How to improve performance without going parallel for my backprop ANN
You want to eliminate the conditional from inside your loop here:
const double lower_layer_output = i > 0 ? outputs[lower_layer][k] : input[k]; // input layer semantics
You can eliminate this condition by calculting the zero'th iteration (the special case of i==0) earlier.
deltas[i][j][k] = delta;
weights[i][j][k] += delta;
You mention using std::vector, so this is a vector of vector of vector? Your data is not going to be contiguous (except in the sense that each vector is contigous). Consider using C style arrays.
How big are those dimensions? There may be some caching considerations if very large. E.g. you don't want that last subscript [k] to flush the L1 cache. Sometimes breaking the loop to process a smaller range of k indexes at a time can help (strip mining).
You can also experiment with unrolling your inner loops a little, e.g. try doing 4 or eight operations inside the loop. Increment by 4/8 respectively and handle any remainder in another loop. The compiler may be doing that already.

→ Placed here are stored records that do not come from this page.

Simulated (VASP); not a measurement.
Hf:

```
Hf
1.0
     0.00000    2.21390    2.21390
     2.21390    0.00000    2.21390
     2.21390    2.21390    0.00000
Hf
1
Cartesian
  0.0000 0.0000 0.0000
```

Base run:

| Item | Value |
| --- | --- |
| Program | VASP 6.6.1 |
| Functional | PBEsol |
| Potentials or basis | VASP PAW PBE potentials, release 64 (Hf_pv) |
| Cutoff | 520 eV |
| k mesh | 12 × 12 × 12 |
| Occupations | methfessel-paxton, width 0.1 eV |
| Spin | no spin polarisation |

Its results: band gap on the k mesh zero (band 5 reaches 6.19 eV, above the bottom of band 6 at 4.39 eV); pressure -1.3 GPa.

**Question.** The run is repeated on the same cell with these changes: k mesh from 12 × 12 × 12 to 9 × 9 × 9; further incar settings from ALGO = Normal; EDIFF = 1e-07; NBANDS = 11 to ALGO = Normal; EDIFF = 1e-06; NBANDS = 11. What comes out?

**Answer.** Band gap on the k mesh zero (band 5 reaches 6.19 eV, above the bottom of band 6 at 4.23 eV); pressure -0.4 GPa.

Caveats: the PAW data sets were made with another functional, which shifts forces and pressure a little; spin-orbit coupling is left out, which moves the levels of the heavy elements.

As others have mentioned using SIMD (SSE/AVX) is probably where you can find the most gain. You can either use compiler intrinsics (link is to Visual Studio but gcc has support with same syntax) or write in assembly (inlined or otherwise). As you mentioned, scaling across multiple cores is another direction. OpenMP can help you do that without a lot of pain.
Sometimes it is useful to generate an annotated assembly listing from your code to try and see where the compiler isn't doing such a great jobs.
This is an excellent general resource about optimization.
You can't avoid an O(n^2) algorithm if you want to train/use a NN. But it is perfectly suited for vector arithmetic. For example with clever use of SSE or AVX you could process the neurons in chunks of 4 or 8 and use a multiply-add instead of two separate instructions.
If you use a modern compiler and carefully reformulate the algorithm and use the right switches, you might even get the compiler to autovectorize the loops for you, but your mileage may vary.
For gcc, autovectorization is activated using -O3 or -ftree-vectorize. You need an vector capable cpu of course, something like -march=core2 -mssse4.1 or similar, depending on the target cpu. If you use -ftree-vectorizer-verbose=2 you get detailed explanations, why and where loops were not vectorized. Have a look at http://gcc.gnu.org/projects/tree-ssa/vectorization.html .
Better is of course using the compiler intrinsics directly.